Let me use the translator here, although if there are strange glitches it will be its fault 
btrfs is a complex file system. Maybe if you at least have experience with LVM (logical volume management) it is easier not to get stuck in misunderstandings, but without that it is usually not so easy to understand it.
You always have a physical volume. Let’s say a disk that the kernel mounts as /dev/sda. For simplicity, we are not even going to partition it and deploy btrfs on it. It’s not that you have a partition: the entire disk IS that partition. And you mount it as the root of the system. Let’s forget EFI partitions, boot and so on.
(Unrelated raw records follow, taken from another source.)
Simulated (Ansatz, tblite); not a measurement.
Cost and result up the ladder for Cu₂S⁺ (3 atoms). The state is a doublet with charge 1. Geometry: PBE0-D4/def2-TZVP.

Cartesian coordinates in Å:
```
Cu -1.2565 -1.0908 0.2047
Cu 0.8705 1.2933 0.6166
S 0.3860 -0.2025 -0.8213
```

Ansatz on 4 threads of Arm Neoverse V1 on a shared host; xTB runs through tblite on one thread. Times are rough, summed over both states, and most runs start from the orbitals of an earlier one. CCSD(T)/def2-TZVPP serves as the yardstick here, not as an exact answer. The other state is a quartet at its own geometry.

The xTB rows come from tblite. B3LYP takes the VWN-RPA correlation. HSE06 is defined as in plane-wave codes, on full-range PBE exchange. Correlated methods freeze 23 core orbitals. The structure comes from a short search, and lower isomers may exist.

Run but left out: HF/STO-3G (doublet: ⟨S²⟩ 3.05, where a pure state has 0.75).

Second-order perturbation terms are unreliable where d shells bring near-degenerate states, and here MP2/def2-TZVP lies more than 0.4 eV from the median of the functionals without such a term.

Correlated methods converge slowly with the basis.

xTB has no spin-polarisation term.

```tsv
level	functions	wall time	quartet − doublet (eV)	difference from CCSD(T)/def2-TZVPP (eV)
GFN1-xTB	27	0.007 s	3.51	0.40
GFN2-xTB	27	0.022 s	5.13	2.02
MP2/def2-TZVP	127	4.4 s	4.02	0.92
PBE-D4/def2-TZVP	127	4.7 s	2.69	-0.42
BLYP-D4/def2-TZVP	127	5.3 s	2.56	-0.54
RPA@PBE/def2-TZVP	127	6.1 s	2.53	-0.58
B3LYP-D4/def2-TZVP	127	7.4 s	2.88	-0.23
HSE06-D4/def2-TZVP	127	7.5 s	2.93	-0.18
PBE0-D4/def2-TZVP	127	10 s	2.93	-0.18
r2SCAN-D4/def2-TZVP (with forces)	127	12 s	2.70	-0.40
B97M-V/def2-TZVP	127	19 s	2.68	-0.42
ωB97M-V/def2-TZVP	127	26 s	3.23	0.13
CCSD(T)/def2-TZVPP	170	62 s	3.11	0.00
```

In this case, /dev/sda is the physical volume, and / is a volume created and mounted on the physical volume. It doesn’t matter whether you call it a “subvolume”, and there is another reason: each snapshot is a subvolume in its own right and can be mounted at any time. But let’s put this aside for a while. Let’s go back to the root /. According to the usual file hierarchy, we will have file systems such as /etc, /usr/local, /usr, /var, /home. Let’s stop at the latter. There we not only save our user configurations, but all the files. In particular, those that we download and save, whether large or small. So if we take snapshots of our system, it is very likely that we want /home to be left out, because otherwise the snapshots would be too large to be useful because they would eat up our disk space very quickly. So we tell the system “hey, don’t take snapshots of /home”, and we do that by mounting a specific subvolume for /home. But it is important to understand here that the physical space for / and /home is the same. If you have 900 GB free in / you will have them in /home, and if you have 20 GB free in /home you will have them in /. And if you run out of space, you either delete files or you will have to add more physical space to the volume (subvolume) /
Although you can use subvolumes for more things, the truth is that preventing them from taking up space in snapshots is probably the most common thing to do. The confusion comes from the fact that from btrfs’ point of view, everything is a subvolume. For example, the location of the snapshots themselves. That is what makes it possible for you to ask the system to mount a snapshot taken two months ago as / and to boot the system like this. So you can think of what you mount on / as “the main subvolume” and the others as “subvolumes within the original subvolume” and it might be easier to understand it that way. Curiously, it is how you would expect it to work: if you do not use subvolumes, you do not expect to have to distribute space between /, /var, /usr… well with subvolumes this is still the case: you have everything or nothing.
That said, one of the cool things about btrfs is that you can always resize the main subvolume. You have a Windows computer to which you have added Linux to a partition at the end of the disk and you want to incorporate the space that Windows occupied: easy, there are two ways to do it: delete the partitions, create one and add it to / and the other consists of simply incorporate the partitions a/as-is. You can add or remove partitions or even entire disks (physical space) to/regardless of their physical location. You can have, for example, three partitions of one disk and two full disks. In this case, your “volume” (or main subvolume) would be made up of:
- /dev/sda2 (1GB)
- /dev/sda3 (50GB)
- /dev/sdb (1000GB)
- /dev/sdc (2000 GB)
That would be a 3051 GB btrfs volume (you could call it, for example, root-osuse) and you could mount it as /, and as options you can tell it to create subvolumes for /var/log, /usr/local and /home. In that case, you would have 3051 GB available for the entire system, be it /, /home, /var/log or /usr/log. It may be that you work with multimedia projects and suddenly in /home/tux/projects/ you have files that occupy 3000 GB and in that case you will quickly run out of space on the system. But no problem: you can add a new 4000 GB /dev/sdd disk and add it to “osuse-root” and now you will have a total space of 7051 GB for the entire system and about 4000 GB free (plus whatever you still had free ).
Ok, as far as I know you can’t give a name like osuse-root to the main volume and I’ve simply used that rhetorical device because I think it’s easier to explain it that way. Now go to YaST → System → Partitioner and take a look, look at the left column. Among other things, you will have two related entries: one is disks and another is btrfs. Check the difference between the two. That’s the way it works. In CLI, to indicate btrfs that you need change the main volume, you use “filesystem [mount-point]”.